Magnetron sputtering fundamentals

The concept of sputtering was first described by Grove (1852) and Plücker (1858), who reported vaporization and film formation of metal films by "spluttering" or "cathode disintegration".

Thomas Edison in 1902 provided the first commercial application of sputtering of gold onto hard wax recording media.

However, it wasn’t until the 1970s before magnetron sputtering had wider use due to the growth of semiconductor solid state technology and in the 1980s with the introduction of optical recording media.

The basic process of sputtering involves a magnetron and its target material being arranged within a vacuum chamber along with a substrate, onto which a thin film is to be deposited.

Magnetron sputtering is generally a physical vapour deposition method where material from a target is being removed, and transferred onto a substrate by effects of high energy collisions on the target.

Ionization occurs within a plasma due to collisions with electrons, and the ions are attracted towards a negatively biased target, producing the high energy collision, which removes target material into the vapour phase.

In magnetron sputtering, the electrons in the plasma are confined due to the magnetic field and electric field trap.

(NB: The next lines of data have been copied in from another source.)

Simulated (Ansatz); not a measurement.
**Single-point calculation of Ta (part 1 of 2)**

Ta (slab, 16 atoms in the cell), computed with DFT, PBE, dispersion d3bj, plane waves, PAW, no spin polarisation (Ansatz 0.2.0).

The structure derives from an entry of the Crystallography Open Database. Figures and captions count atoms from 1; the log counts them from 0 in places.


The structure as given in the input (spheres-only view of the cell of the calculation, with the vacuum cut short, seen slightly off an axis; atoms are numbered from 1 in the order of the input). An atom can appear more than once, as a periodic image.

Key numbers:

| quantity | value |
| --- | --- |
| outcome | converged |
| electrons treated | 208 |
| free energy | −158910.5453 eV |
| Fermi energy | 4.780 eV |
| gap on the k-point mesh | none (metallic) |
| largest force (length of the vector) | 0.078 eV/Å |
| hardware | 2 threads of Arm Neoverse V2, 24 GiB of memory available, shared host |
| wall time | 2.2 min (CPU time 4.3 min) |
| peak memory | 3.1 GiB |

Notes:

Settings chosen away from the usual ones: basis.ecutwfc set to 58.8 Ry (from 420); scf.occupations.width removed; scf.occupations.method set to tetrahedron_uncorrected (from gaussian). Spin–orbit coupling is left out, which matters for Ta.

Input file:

Sputtering is a process that is widely used in a wide range of applications, from coating of food packaging to keep moisture and oxygen out of the packaging and preserve the contained food, to scratch-resistant coatings that are commonly used for glass and touchscreens.

Magnetron sputter deposition has significant advantages over other deposition techniques, such as the range of target materials that can be used, and the durability of the coatings.

As technology continues to improve, so too does the quality of the coatings that can be achieved, with increased target utilization and greater reliability resulting in longer process and lower costs.